Unless Liverpool FC gets taken over by an oil-rich sovereign state, say, or an obscenely wealthy individual who had a country’s vast gas industry land in his lap parachutes in from a clear blue sky, it looks like we'll be shopping sustainably and selling to buy again this summer. Although the £176m prize money for winning the Premier League would also come in handy.
Sustainable spending has been the owners’ mantra ever since they took over after the courtroom battle of 2010. Yet there has been talk of a huge war chest being available, with stellar names like Izak and Alvarez, hitherto dismissed as unaffordable on our budget, being linked (along with what seems like several hundred others).
Those of the FSG-Out persuasion will obviously make the point that we’ve only got that war chest because they’ve been sitting on the money all those years. And after all, transfer spending equals success, right? The more you spend, the more you win. Ask Chelsea, or Man Utd. The fact that we look likely to be champions despite having only bought a bit-part in Chiesa last summer doesn’t really fit the FGS-Out model.

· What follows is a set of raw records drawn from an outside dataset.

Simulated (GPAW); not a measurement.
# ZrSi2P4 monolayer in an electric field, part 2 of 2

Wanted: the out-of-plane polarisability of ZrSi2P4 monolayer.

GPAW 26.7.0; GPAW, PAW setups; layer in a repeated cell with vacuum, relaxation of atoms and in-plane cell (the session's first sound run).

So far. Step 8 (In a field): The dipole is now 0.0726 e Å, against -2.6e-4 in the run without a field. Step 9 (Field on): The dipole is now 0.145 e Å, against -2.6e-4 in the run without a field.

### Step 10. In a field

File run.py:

But it’s a matter of record that in recent years, Liverpool have been outspent (on net spend) not only by the usual suspects - City, Chelsea, United - but by such as West Ham, Brighton, Aston Villa, newly-shekelled Newcastle and even Bournemouth. Even newly-promoted Ipswich Town spent £120m before what looks like an instant return to the Championship. That, and the positions of such as Utd and Spurs this season, have illustrated that transfer spending alone is no automatic guarantee of success on the pitch.
One sure way to limit the need for expensive signings is, of course, to produce your own talent, something which Liverpool have done extremely well over the years. Yet it doesn’t excite the gratification junkies whose need to win the transfer window seems more important than actually winning football matches and trophies. Only major new signings can deliver the instant hit they crave.
Trent may be the scouser in our team, but with his expected imminent departure, it’s Curtis Jones who will assume that tag. Over the last 50 or so years. Liverpool have produced a stream of really top class home-grown players, from Tommy Smith, Ian Callaghan and Chris Lawler to Phil Thompson, David Fairclough, Sammy Lee, Steve McManaman, Robbie Fowler, Michael Owen, Steve Gerrard and Jamie Carragher.
Meanwhile, champion players like Steve Heighway and Jimmy Case were found with local clubs, Skelmersdale Utd (Heighway) and South Liverpool (Case), and in the late 1950s, Liverpool discovered the mighty Sir Roger Hunt plying his trade with Stockton Heath (which became Warrington Town in 1961) in the Mid-Cheshire League.
It was like finding priceless antiques in the back of a skip.
What would we have had to spend to buy players as good as those?